Like Netflix, New College Software Seeks to Personalize Recommendations – Wired Campus – The Chronicle of Higher Education

| October 14, 2010

Quote of the day:

It’s as if Blackboard is somebody with hippocampal damage, that has severe amnesia,” he said. “It’s never seen you before, other than knowing that you have an account in the system. The systems outside learn about you. But the systems typically in academia do not.

Robert S. Bramucci

via Like Netflix, New College Software Seeks to Personalize Recommendations – Wired Campus – The Chronicle of Higher Education.

Aside from the challenge of thinking through both the value of such shifts, and the difficulty of translating from demographic and usage information to meaningful conclusions (the examples the article gives are quite trite), what is most striking about this quote is the way in which it not only equates software with a brain, but actually gets quite specific.
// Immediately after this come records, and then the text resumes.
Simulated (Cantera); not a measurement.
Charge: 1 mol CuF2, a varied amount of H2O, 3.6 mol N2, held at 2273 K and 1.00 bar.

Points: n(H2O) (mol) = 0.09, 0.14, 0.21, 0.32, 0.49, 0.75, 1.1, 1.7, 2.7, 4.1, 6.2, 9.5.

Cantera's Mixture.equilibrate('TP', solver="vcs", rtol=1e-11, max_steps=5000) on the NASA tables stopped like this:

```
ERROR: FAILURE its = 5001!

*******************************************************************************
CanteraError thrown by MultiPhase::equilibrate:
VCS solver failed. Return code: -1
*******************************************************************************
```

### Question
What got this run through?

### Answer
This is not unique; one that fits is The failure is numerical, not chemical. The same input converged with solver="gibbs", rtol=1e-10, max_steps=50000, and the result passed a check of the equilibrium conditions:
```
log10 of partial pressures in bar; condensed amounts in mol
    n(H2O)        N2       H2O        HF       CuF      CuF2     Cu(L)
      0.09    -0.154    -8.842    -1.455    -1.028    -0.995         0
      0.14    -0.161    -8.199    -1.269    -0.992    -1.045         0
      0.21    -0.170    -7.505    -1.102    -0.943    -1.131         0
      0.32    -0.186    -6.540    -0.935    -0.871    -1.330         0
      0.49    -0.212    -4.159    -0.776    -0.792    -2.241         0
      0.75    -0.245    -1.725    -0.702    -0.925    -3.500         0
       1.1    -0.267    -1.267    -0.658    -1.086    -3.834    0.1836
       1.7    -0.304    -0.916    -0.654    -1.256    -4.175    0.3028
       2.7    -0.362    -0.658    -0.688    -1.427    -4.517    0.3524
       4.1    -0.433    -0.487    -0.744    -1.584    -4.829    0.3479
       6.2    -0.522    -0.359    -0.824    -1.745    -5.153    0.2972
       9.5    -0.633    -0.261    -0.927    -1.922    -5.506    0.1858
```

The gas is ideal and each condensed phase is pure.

If there is a long tradition of talking about the brain in the technological terms of the day (pigeon holes, cameras, factories, storage facilities, computers, networks, etc.) we can also apparently turn this around, using the specificity of our understanding of the workings of the brain to talk about technology. This has already been operative, and no doubt unavoidable, in our imagining of what technology can do as a sort of surrogate self, but I don’t think I have ever seen it used quite this way before.

And of course, one can detect something of the utopian vision of educational technology that I have commented upon elsewhere. All we need is smart software, which in this case appears to mean, functioning like a non-impaired brain.

But like simplistic movies about “geniuses” the dream of smart software often exceeds the reality.